A worker puts up a crystal chandelier in the sanctuary of...

A worker puts up a crystal chandelier in the sanctuary of Village Chabad, a new Chabad synagogue in East Setauket.  Credit: Newsday/John Paraskevas

An Orthodox Jewish movement that uses the motto “Judaism with a smile” is booming across Long Island.

The Chabad Lubavitch branch has opened nearly one synagogue a year on the Island since Rabbi Tuvia Teldon set up the first center 40 years ago in a rented storefront in Stony Brook.

Come Sunday, the denomination will have three dozen synagogues when Village Chabad opens in East Setauket. The 12,000-square-foot building, set on 9 acres off Nicolls Road, has an expandable sanctuary, a ballroom and a daytime Hebrew school for younger children. The cost: $4.6 million.

“We are very excited and we feel that now the work begins for us,” said Rabbi Chaim Grossbaum, who heads a team of three rabbis and their wives at the center.

Ten years in the making, Village Chabad is the offshoot of the center that Grossbaum led in Lake Grove. As more and more new members joined the center, space became tighter and tighter. Grossbaum found himself renting rooms in hotels, community centers and public schools to handle the crowds.

“The Three Village community has tremendous potential for future growth and Chabad wants to stay ahead of the game,” said Teldon, who today heads the movement in both Nassau and Suffolk counties.

Chabad has seen its greatest growth on Long Island in the past 20 years, jumping from 14 centers in 2000 to the 36 today, and from 17 rabbis to 54. The branch welcomes all Jews — Orthodox, Conservative, Reform and even the unaffiliated. 

The movement aligns itself with Hasidic Judaism, which follows a strict regimen of praying three times a day, keeping kosher and separating men and women during worship services. 

Teldon attributes the surge to younger Jews who not only like the movement's open and friendly philosophy but appreciate the free membership: They can visit any center they want without paying, including on the High Holy Days  of Yom Kippur and Rosh Hashanah. Older synagogues charge annual dues and sell tickets for the High Holy Days. 

“Chabad is based on a very different type of model,” he said. “It’s much more free-moving, it’s much more based on your immediate needs.”

Similarly, traditional synagogues are losing members, which some in the Jewish community tie to the uptick in the Chabad numbers.

But Rabbi Charles Klein, of the Merrick Jewish Centre, disagrees with the notion that annual dues are thinning the ranks of established synagogues.

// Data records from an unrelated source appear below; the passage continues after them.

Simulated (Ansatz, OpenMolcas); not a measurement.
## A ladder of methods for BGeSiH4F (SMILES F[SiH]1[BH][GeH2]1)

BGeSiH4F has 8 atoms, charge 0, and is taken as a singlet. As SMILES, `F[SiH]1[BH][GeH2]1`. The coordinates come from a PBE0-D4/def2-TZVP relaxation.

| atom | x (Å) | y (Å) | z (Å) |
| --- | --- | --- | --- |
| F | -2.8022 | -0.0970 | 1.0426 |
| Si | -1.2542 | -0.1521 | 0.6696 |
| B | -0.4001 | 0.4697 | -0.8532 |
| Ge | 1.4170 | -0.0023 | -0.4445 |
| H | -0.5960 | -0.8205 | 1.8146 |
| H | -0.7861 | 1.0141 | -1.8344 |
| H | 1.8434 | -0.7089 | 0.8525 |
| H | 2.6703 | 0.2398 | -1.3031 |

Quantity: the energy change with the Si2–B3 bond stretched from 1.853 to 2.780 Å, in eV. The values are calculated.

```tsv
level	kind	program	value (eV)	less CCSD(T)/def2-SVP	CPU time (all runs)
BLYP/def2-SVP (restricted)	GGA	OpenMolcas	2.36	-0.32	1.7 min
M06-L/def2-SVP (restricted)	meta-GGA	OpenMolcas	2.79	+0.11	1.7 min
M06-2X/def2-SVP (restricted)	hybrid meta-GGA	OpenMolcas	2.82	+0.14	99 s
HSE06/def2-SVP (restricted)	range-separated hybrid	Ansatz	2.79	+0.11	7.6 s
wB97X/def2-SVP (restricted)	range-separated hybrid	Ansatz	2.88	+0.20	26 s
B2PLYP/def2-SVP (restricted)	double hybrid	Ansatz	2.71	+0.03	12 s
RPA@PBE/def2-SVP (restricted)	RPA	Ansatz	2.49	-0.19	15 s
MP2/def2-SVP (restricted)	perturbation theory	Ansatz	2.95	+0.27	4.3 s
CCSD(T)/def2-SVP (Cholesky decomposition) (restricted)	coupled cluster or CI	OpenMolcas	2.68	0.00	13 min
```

Klein points to many churches that don't have annual dues and still can't fill the pews.

“By and large, organizational life in general is in trouble in America today,” he said. “This is not the age of deep commitment to organizations and institutions that really need people to be committed.”

With more than 300,000 Jews on the Island — many unaffiliated — Teldon believes Chabad is only beginning to hit its stride. As proof, the movement plans to open six more centers on Long Island in the next five years.

“We are very bullish about the future of the Jewish community,” he said.